There’s no doubt that the current aim of higher education – “reproduction of ideology and the formation of like-minded political activists” – is harming America and the students and taxpayers who pay vast sums to these indoctrination factories.
It’s hurting conservatives even worse: Their convictions are ridiculed by default, which may lead them to censor their views to make it through graduate school. They face “dismal job prospects” if they don’t hide their opinions as they complete their PhDs.
Heaven help them if they somehow manage to teach at the college level, Peter Berkowitz writes at RealClearPolitics:
Untenured conservative professors confront unwritten but rigorously enforced tests of methodological and political soundness. The few conservative scholars who obtain tenure must grapple with marginalization in their departments, disciplines, and the wider university community.
But what’s the alternative to this depressing system, which is so effective at replicating itself? Is it possible to create an “ivory tower” for conservatives?

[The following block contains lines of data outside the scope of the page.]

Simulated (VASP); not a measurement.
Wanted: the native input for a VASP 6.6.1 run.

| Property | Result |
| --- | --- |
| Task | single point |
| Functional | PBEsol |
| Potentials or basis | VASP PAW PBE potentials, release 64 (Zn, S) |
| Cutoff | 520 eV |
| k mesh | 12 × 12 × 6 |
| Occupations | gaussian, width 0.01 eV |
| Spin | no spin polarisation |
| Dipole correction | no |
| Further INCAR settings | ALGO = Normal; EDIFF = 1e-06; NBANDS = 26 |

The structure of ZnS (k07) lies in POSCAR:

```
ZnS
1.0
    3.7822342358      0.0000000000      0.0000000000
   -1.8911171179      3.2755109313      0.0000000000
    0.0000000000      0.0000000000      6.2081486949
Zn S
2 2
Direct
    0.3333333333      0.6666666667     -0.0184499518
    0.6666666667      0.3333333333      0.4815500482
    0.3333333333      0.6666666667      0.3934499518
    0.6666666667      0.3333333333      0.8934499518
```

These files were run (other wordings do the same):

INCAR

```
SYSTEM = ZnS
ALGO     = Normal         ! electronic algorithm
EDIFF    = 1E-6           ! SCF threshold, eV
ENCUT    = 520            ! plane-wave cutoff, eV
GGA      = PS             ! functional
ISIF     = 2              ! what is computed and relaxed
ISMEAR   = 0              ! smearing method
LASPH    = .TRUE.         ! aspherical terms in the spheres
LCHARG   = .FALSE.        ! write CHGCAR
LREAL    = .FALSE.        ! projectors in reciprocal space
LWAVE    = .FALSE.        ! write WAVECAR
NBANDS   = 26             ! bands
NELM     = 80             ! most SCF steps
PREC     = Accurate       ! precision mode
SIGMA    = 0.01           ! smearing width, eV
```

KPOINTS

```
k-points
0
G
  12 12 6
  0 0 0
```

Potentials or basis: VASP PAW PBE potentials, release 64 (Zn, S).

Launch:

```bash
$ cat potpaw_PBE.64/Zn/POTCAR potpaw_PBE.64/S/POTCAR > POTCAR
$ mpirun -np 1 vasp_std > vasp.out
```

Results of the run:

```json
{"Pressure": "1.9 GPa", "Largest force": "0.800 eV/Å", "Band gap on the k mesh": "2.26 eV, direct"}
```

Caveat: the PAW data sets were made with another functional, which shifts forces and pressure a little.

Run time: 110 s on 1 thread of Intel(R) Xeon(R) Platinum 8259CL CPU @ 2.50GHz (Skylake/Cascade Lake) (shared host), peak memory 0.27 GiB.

Berkowitz, a senior fellow at the Hoover Institution, raises some practical objections to a proposal made by American Enterprise Institute scholars in the winter issue of National Affairs.
Frederick Hess and Brendan Bell of AEI’s education policy studies make the case that conservative donors can create a top-tier university from scratch – for under $3.5 billion – that will be self-sustaining in a couple decades.
It would serve as an “incubator” for “promising young intellectuals” to pursue “questions and subjects that don’t fit the progressive orthodoxy at today’s most prestigious institutions of higher learning.”
Its board, culture and bylaws would welcome but not require conservative views, and it would provide the “scaffolding - employment, funding, networks, and publication outlets — to enable [scholars] to achieve independent viability.”
Berkowitz calls this plan “an enticing prospect for promoting the public interest” but calls out “several substantial difficulties” ignored by Hess and Bell:
For example, the leading higher-education accreditation agencies impose intrusive and far-reaching requirements concerning student affirmative action and faculty gender and race that have a tendency to yield intellectual conformity. The creation of a university friendly to conservatives hinges on the creation of a new accrediting agency that recognizes the centrality of the free and robust exchange of ideas to the life of the university.
By the authors’ own account, higher education has suppressed the spirit of liberal education and largely purged conservative scholars. Where will the faculty and administration be found to staff the authors’ new university?
He’s also concerned that conservative donors will prefer to focus on “the political arena” rather than enable marginalized scholars and students “to follow the argument wherever it may lead.” It’s a “delicate balancing act” to reconcile “sectarian convictions” with the “devotion to intellectual rigor,” as Catholic and Quaker colleges know.
One thing is clear now: Right-leaning fellowships and summer programs, complemented by nonpartisan speech-defense groups, are largely playing defense against hostile higher ed trends, rather than gaining ground for non-leftist thought.